The ruins of San Juan Parangaricutiro stand testament to the wonder of nature. This stunning church is all that remains of a Mexican village. The volcano Parícutin erupted on 20th February 1943, and a year later its molten rock slowly made its way down the mountain slope to the town. Today, only the tops of the cathedrals are visible; the rest of the village rests underneath layers of ash and lava.

Paricutin Volcano Photo 1943
Photo circa 1943 showing the erupting volcano and church.

The Parícutin volcano is one of the world’s youngest, erupting in 1943 from the cornfield of local farmer Dionisio Pulido. Over the next several years the volcano continuously erupted, engulfing over 233 square kilometres. Taking the lives of 3 people the eruption also engulfed two local villages including San Juan Parangaricutiro.  Today the volcano is considered a geological wonder.

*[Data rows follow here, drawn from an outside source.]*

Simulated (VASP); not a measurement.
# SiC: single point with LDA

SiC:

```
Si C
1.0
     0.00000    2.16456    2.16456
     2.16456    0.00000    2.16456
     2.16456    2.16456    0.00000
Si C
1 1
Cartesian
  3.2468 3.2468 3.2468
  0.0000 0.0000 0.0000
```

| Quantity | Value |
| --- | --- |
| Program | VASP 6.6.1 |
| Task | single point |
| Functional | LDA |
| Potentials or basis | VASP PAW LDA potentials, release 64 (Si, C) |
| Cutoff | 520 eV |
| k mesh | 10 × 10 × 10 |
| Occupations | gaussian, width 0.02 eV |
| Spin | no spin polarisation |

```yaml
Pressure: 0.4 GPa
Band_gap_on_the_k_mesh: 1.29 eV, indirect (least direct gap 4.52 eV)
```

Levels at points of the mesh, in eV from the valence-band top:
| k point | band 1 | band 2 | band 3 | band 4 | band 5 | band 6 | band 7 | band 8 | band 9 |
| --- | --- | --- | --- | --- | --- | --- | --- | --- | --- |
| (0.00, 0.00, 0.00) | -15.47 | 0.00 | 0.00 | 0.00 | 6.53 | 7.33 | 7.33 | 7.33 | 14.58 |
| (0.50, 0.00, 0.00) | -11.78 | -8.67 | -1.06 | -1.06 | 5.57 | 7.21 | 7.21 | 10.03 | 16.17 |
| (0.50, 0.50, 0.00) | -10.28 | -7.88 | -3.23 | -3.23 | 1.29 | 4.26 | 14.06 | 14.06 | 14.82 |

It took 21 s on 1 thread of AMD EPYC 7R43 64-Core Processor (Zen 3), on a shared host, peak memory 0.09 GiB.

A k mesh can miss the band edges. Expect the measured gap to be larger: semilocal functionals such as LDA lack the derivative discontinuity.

Located in the state of Michoacán, Mexico, visitors should head to the village of Angahaun. Once there, you will discover a quaint Mexican village, and you can start making your way to the site.  Not surprisingly, this place has become a bit of a tourist destination, and although not well known, the locals are more than happy to help for a fee.

Despite the eagerness of the local guides, horses will not be necessary unless you intend to go beyond the church ruins and to the volcano as well. A simple 30-minute hike will take you to the stunning location, and is well worth the visit. As you will be hiking on sharp lava, be sure to wear footwear appropriate for hiking.

Many decent viewpoints surround the location, making for great photographs and if you plan it right, this location will make for a fantastic sunrise or sunset. Happy shooting and enjoy visiting this lesser-known volcanic wonder.